Two excommunicated traditionalist bishops plan to consecrate a new generation of bishops to spread their movement which is dubbed “The Resistance”.
According to Reuters, French Bishop Jean-Michel Faure said the new group rejected Pope Francis and what it called his “new religion”.
Bishop Faure and Holocaust-denying Bishop Richard Williamson both incurred automatic excommunications last month after the latter consecrated the former without Rome’s approval.
Bishop Faure also said the new group would not engage in dialogue with Rome until the Vatican turned back the clock.
“We follow the popes of the past, not the current one,” Bishop Faure, 73, told reporters at Santa Cruz Monastery near Rio de Janeiro in Brazil.
“It is likely that in maybe one or two years we will have more consecrations,” he said, adding there were two candidates ready to become bishops.
Bishop Williamson and Fr Faure had both been expelled from the Society of St Pius X.
Bishop Williamson has said he does not wish to start a new movement.
Bishop Faure said the Resistance group would not engage in dialogue with Rome, as the SSPX has done.
“We resist capitulation, we resist conciliation of St Pius X with Rome,” he said.
Bishop Faure said he was not sure what it would take for Rome to return to its old traditions but conflict could be a catalyst.
“If there is another World War . . . maybe the Church will go back to the way it was before,” he said.
Bishop Faure told the Guardian the Vatican was smashing tradition, and going against the teachings of Pius X.
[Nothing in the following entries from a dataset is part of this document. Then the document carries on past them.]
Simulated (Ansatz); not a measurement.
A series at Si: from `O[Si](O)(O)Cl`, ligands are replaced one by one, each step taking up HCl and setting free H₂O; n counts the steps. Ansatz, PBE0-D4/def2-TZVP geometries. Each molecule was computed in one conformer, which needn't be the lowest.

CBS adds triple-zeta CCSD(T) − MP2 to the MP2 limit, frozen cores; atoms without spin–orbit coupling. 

“We do not follow that revolution. The current pope is preaching doctrine denied by Pius X. He is less Catholic than us,” Bishop Faure said.
The Vatican’s response to the ordination was unequivocal.
“Excommunication is automatic,” a spokesman said.
He added: “For the Holy See, the diocese of Santa Cruz in Nova Friburgo does not exist. Faure can say what he wants, but a Catholic, and even more so a bishop, obeys and respects the Pope.”